Antarctica: A Year on Ice

The Road Rarely Taken

“Look how the floor of heaven is thick inlaid with patens of bright gold . . .”
—The Merchant of Venice, act 5, scene 1

These are the people who choose alternative paths—people whose cold-nipped faces blaze with life and a self-deprecating sense of humor over their love affair with a place that, in winter time, brews the equivalent of a Category 1 hurricane every week.

The sun sets for good in March and doesn’t rise again until September, but in the long Antarctic night, the floor of heaven seems close enough to touch. A new documentary Antarctica: A Year on Ice seeks to share what it’s like to spend an entire calendar year in the coldest place on earth.

Most people never go to Antarctica. A handful travel there to work in the summer (October–February) and of those handful only a select few are crazy enough to maroon themselves in darkness and extreme subzero temperatures for six long months. New Zealander and longtime Antarctic communications technician Anthony Powell taught himself filmmaking, and even hand-engineered camera equipment strong enough to withstand the Antarctic winter in order to share his rare “winter-over” experiences with the wider world.

Antarctica’s popular image of a land dominated by scientists, penguins, and a handful of daring National Geographic photographers overlooks a significant population of support staff: firefighters, mechanics, administrative staff, and technicians. Powell takes viewers along for a full year of life as a support staff worker in McMurdo Station, the main American base of operations in Antarctica. The film focuses particularly on the “Winters,” as they call themselves, exploring the physical and emotional toll of living isolated from the rest of the world as they keep the scientific bases functioning long after the majority of the seasonal staff has departed for warmer climes.

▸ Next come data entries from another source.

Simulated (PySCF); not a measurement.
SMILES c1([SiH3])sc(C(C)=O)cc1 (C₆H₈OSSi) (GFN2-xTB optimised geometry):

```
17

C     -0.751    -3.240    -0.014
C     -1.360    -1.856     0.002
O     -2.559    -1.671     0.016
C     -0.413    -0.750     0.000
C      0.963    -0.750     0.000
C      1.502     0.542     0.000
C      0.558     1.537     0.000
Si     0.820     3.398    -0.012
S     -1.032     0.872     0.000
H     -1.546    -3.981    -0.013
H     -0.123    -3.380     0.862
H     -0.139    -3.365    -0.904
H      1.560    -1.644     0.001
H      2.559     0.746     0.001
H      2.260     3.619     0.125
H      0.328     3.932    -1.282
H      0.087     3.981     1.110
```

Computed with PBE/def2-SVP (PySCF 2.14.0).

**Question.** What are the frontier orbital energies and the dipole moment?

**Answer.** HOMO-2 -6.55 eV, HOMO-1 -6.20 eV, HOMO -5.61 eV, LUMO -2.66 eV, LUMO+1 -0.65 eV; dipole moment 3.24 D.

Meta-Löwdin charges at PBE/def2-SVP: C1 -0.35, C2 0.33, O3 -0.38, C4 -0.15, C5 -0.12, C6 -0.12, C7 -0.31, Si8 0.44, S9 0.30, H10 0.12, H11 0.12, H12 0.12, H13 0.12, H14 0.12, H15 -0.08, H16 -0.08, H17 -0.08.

In interviews with a retail clerk, a dispatcher, a cafeteria worker, and many others, a picture gradually takes shape. These are normal people, not experts with exotic degrees. They also hum with a slightly offbeat vitality. These are the people who choose alternative paths—people whose cold-nipped faces blaze with life and a self-deprecating sense of humor over their love affair with a place that, in winter time, brews the equivalent of a Category 1 hurricane every week. (Category 5-type storms only hit a couple of times each winter. No biggie.)

The many repeat tours of duty among the Winters and Summers are particularly amazing, since—as may people point out in the documentary—they’ve come to Antarctica to work. They arrive off the plane, and “Ivan the Terra Bus” carts them into McMurdo Station, where they go to work. And sleep. And watch the same movies repeatedly. And work. There are very few—if any—opportunities to take in the glorious scenery, either because of the danger or because of the limited resources available for sight-seeing. So, to keep active and avoid going stir-crazy, their antics seem like something you’d see in a college dorm—albeit, one equipped with carabiners, warehouse rafters, and grown adults willing to swing into a tower of empty boxes blindfolded.

Fortunately, audiences get to escape via helicopter-cam into the spectacular mountains and silent valleys—a landscape unlike anywhere else on earth. Powell’s down-to-earth touch as a filmmaker strikes a careful balance between philosophical or romantic musings and a keen desire to keep things real. Even after the obligatory funny penguin scenes, Powell is quick to remind viewers that in real life, a penguin colony is horrendously smelly and littered with penguin corpses.

He also addresses the climate-change elephant as the fact of life it is for everyone involved in Antarctic work, whether by showing roads rendered impassible by unsound ice or by showing the sublime sunsets that damaged ozone layer produces. One retail clerk reflects that these may be the “golden years” for Antarctica. So many nations playing together nicely all in the name of science. Where else in the world do people get along on this level? The woman adds that someday—someday—the treaty preserving Antarctica for science will end, and someone will discover oil, and the glorious silence, and clarity, and peace of the place will be over. Suddenly, their urgent desire to go back year after year makes a little more sense.

And oh, the stars. The floor of heaven is thick inlaid indeed.

Antarctica: A Year on Ice is rated PG for mild thematic elements and language.